1. **Technology Detection + DNS/TLS**: Independent operations, run simultaneously
2. **Enrichment Lookups**: GeoIP, security analysis, and WHOIS run in parallel
3. **DNS Operations**: Forward DNS, reverse DNS, and TLS handshake run in parallel

### Background Tasks
- **Status Server** (optional): HTTP server for monitoring progress
- **Adaptive Rate Limiter**: Monitors error rates and adjusts RPS
- **Logging Task**: Periodic progress updates

### Graceful Shutdown
- All background tasks cancellable via `CancellationToken`
- In-flight requests complete before shutdown
- Database connections closed cleanly

## Data Flow

### URL Processing Pipeline

1. **Input**: Read URL from file
2. **Validation**: Validate and normalize URL
3. **Rate Limiting**: Acquire token from rate limiter
4. **Concurrency Control**: Acquire semaphore permit
5. **HTTP Request**: Fetch URL, follow redirects
6. **Response Processing**:
   - Extract response data (headers, body, status)
   - Parse HTML content
   - **Parallel Operations**:
     - Technology detection (HTML-based)
     - DNS/TLS fetching (domain-based)
   - **Enrichment** (parallel):
     - GeoIP lookup (IP-based)
     - Security analysis (TLS/headers-based)
     - WHOIS lookup (domain-based)
7. **Database Write**: Insert record and all enrichment data in single transaction
8. **Cleanup**: Release semaphore permit, update statistics

## Database Schema

The database uses a **star schema** design:

- **Fact Table**: `url_status` (main URL data)
- **Dimension Table**: `runs` (run-level metadata)
- **Junction Tables**: Multi-valued fields (technologies, headers, DNS records, etc.)
- **One-to-One Tables**: `url_geoip`, `url_whois`
- **Failure Tracking**: `url_failures` with satellite tables

See [DATABASE.md](DATABASE.md) for complete schema documentation.

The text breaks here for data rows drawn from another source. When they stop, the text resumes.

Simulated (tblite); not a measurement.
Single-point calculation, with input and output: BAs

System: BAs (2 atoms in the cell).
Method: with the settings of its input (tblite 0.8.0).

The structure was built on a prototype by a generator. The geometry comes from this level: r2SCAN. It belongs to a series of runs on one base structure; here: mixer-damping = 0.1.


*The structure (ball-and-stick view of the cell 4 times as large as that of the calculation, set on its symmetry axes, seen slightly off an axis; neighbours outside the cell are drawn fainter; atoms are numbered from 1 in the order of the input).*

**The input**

## Performance Optimizations

1. **Parallel Execution**: Independent operations run simultaneously
2. **Shared Resources**: HTTP client, DNS resolver, database pool reused
3. **SQLite WAL Mode**: Enables concurrent writes without locking
4. **Direct Writes**: No batching overhead (WAL mode handles concurrency)
5. **Bounded Concurrency**: Semaphore prevents resource exhaustion
6. **Adaptive Rate Limiting**: Automatically adjusts to avoid bot detection
7. **Efficient Caching**: Fingerprint rulesets, GeoIP databases, User-Agent cached locally

## Error Handling Strategy

1. **Retry Logic**: Exponential backoff for transient errors
2. **Error Categorization**: Different error types handled differently
3. **Partial Failures**: DNS/TLS errors don't prevent URL processing
4. **Circuit Breaker**: Database write failures trigger circuit breaker
5. **Graceful Degradation**: Invalid URLs skipped, non-HTML responses filtered

## Security Considerations

1. **URL Validation**: Only `http://` and `https://` URLs accepted
2. **Content Filtering**: Non-HTML responses filtered
3. **Size Limits**: Response bodies capped at 2MB
4. **Redirect Limits**: Maximum 10 redirect hops
5. **JavaScript Execution**: **Not performed** - uses pattern matching only (matches WappalyzerGo behavior)
6. **TLS**: Uses `rustls` (no native TLS dependencies)